Saturday, December 21, 2019

Post-Brexit: Now What?


Post-Brexit Planning: "The Establishment Is Due For An Enormous Shake-Up"




Brexit will be done by the end of next month, when trade negotiations with the EU will begin. Importantly, Britain’s negotiating position has strengthened immeasurably, and the new government is not afraid to use it.
This Conservative government has a greater sense of political and economic direction than Britain has seen in a long time. Unbeknown to the public, not only will the establishment that obstructed Brexit be side-lined, but a slimmed-down post-Brexit cabinet through a network of special advisers lead by Dominic Cummings will revolutionise central government, reducing bureaucracy and refocusing resources on public service objectives instead of wasted on process.

Obviously, Britain will leave the EU on or before 31 January next. All of 2020 subsequently is set to be taken up in trade negotiations with the EU, which will not be extended. The first post-Brexit negotiation of note will be over fisheries policies and the right of access to British waters for EU fishing vessels, due to be agreed by 1 July, to be implemented after the transition period.
The hope initially expressed by establishment figures in both Westminster and Brussels was that with a thumping majority the Conservatives will soften their Brexit demands, because it is no longer beholden to the ERG, an alliance of free marketeers in the Conservative parliamentary party. This being the case, it was argued, British demands for a return to total sovereignty over British fishing waters can be compromised in the context of wider negotiations. This is what always happens in Brussels, and the establishment on both sides assume the British will continue to play that game. But the Remainers have not been paying attention: the way in which the Conservative rebels were dealt with is the new negotiating philosophy.
Far from taking the opportunity of a large Conservative majority for the British to soften their stance in negotiations, all the indications (for those that bother to look rather than just assume) are that the British will take a firmer negotiating stance. If the EU tries to blackmail the UK over fisheries – France being an obvious instigator given her powerful fishing lobby, and Spain over Gibraltar which has nothing to do with fisheries - the British will be prepared to walk away from negotiations, because at that point, the Political Declaration will be breeched, not by the British, but by the EU.
In truth, the negotiating power has shifted firmly to Britain from the EU. Brussels will be dealing with a new anti-establishment administration, unsympathetic with the Brussels bureaucratic administration and determined to free the UK from as much of it as possible. The Brits are now focused, and Sun Tzu strategically clever with it.
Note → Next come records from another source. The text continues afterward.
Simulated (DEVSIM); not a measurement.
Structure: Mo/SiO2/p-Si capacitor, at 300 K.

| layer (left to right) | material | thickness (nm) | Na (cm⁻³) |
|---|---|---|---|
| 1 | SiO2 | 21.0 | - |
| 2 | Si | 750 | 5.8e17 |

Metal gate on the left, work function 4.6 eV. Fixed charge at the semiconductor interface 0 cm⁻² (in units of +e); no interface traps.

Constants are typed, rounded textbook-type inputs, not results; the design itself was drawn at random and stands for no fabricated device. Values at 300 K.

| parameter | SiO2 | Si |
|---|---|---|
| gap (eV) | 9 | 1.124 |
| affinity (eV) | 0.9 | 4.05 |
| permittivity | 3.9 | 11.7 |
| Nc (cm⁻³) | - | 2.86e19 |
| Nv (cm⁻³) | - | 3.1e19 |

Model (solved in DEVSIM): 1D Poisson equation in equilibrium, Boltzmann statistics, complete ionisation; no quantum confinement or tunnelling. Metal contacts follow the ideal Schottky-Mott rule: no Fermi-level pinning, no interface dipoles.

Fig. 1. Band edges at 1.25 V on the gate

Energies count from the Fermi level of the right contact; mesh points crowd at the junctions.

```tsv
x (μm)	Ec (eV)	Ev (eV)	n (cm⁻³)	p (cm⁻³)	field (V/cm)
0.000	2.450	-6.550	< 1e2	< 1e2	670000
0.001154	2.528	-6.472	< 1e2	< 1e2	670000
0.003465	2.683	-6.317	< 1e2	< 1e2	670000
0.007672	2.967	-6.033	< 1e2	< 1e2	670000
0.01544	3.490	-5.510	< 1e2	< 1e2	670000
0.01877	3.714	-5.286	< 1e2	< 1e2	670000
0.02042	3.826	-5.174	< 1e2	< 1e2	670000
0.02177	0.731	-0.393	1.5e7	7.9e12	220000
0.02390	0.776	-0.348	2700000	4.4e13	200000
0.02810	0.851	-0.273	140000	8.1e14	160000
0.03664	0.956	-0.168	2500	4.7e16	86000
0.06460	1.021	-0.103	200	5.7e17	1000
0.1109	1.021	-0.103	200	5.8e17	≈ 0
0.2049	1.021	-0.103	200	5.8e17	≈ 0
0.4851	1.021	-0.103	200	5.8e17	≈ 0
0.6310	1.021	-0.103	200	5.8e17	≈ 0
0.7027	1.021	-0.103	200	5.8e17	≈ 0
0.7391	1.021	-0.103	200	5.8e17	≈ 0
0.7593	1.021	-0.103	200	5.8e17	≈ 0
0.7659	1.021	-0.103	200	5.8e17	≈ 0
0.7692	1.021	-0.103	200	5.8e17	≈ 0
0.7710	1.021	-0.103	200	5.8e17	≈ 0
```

Leading members of the new cabinet are philosophically free traders, whose politics favour lower government intervention and lower taxes, fostering entrepreneurial ambition and encouraging wealth creation. A smaller government focused on outcomes will be a lesser burden on productive society and also provide the means of affording the best public services on a cost-effective basis. We have heard similar intentions before from incoming Conservatives, but this time there is a greater determination for it to be delivered, and with Cummings in charge of the Spads, it is perhaps more likely to succeed.

To understand in a little more detail what the Johnson administration plans to do, we need to take a step back. Over much of 2019, Boris Johnson, Jacob Rees-Mogg and a few others were actively planning to oust Mrs May and replace her with Boris. In its early stages, the plans had little support in the parliamentary party, though Boris was wildly popular with grass-roots Conservatives. But when Mrs May was forced to defer Brexit until after the EU elections in May, Nigel Farage swept the board in those elections with his Brexit Party, and it was clear that the Conservatives, without a firm Brexit commitment, would be wiped out in Westminster. Mrs May was forced to resign, Johnson’s campaign gathered momentum, and he became Prime Minister in July.
Three days before becoming Prime Minister, Johnson invited Dominic Cummings and his original Vote Leave team to work again with him to deliver Brexit. Cummings was appointed a Special Adviser (Spad) to the Prime Minister and is now the chief Spad, controlling all ministerial Spads across government. As a former senior civil servant put it, “Mr Cummings told all Whitehall’s Spads that he was now effectively their line manager, rather than their Secretaries of State.” It is no exaggeration to say that Cummings now exercises more control over the permanent civil service than any permanent secretary, as well as a high degree of control over elected politicians appointed as ministers.